Time to say goodbye to the resilient consumer as supply issues subside: Rosenberg
Tuesday's Consumer Price Index (CPI) data shows encouraging signs that inflation is starting to ease, according to David Rosenberg.
Canada’s inflation rate slowed in December, as the CPI came in 6.3 per cent higher when compared to the previous year, according to Statistics Canada. The CPI fell 0.6 per cent from the previous month, marking the largest drop since April 2020.
“I think that we're starting to see signs that this uptrend inflation line in Canada, I would actually argue is starting to finally break,” Rosenberg, the founder and president of Rosenberg Research, said in an interview with BNN Bloomberg Tuesday.

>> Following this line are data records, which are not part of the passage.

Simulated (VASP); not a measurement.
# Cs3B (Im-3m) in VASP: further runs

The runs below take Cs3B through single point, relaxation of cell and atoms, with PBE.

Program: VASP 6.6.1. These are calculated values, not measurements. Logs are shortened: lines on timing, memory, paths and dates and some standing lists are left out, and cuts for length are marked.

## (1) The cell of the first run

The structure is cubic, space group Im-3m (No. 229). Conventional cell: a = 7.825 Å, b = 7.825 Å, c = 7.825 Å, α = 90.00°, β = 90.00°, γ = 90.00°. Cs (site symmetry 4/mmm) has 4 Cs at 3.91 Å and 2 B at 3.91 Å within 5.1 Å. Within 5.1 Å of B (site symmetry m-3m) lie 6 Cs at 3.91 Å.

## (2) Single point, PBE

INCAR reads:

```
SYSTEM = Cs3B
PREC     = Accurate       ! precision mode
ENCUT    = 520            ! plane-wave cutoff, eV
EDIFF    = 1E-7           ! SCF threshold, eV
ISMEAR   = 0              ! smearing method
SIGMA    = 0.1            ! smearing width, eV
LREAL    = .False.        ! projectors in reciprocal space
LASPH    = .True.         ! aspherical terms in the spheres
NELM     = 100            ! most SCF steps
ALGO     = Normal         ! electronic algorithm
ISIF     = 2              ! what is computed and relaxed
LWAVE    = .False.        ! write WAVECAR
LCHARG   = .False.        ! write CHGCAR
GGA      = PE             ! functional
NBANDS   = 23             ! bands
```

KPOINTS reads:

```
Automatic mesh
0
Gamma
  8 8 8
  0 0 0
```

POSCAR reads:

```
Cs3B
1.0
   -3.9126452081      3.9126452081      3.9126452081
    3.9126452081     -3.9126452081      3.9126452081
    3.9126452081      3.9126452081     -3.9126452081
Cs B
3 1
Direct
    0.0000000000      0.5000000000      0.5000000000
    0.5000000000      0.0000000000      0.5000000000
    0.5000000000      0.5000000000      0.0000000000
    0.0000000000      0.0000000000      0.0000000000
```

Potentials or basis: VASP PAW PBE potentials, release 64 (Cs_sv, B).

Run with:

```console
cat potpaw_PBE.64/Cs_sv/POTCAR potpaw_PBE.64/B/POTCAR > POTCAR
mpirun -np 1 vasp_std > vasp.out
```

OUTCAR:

“I realized that the narrative was that it was all just gasoline prices but actually when you go through the components of today's number, it softened across the board, [including] recreation, household furnishings, transportation, shelter, all softened considerably.”
The majority of the inflationary pressures experienced over the past 18 months were partly a reflection of supply chain problems that have begun to subside, according to Rosenberg.
The full effects of the Bank of Canada's interest rate hikes from last year are yet to be felt, according to Rosenberg.
The central bank hiked interest rates seven consecutive times in 2022, bringing its policy rate to 4.25 per cent, in an effort to bring inflation back to its two per cent target.
“Look inflation is a process. Look how long it took before the inflation genie was out of the bottle. It may take quite a bit of time before inflation comes back down to target, whether it's 12 months or 18 months, who knows,” he said.
Rosenberg said disinflationary momentum is already in process and he thinks it will “gather steam.”
Amid disinflationary concerns, Rosenberg said he thinks a recession is looming and that the debate is now over its severity, not the likely hood of its occurrence.
INTEREST RATE EXPECTATIONS
The next interest rate decision from the Bank of Canada will take place on Jan. 25. Rosenberg said that the market has priced in a 25-basis-point hike from the central bank.
“I think that this is the last one [interest rate hike] for the cycle. They're [the Bank of Canada] going to go on hold. And they're going to wait and see, they're going to talk a lot more about the policy lags,” he said.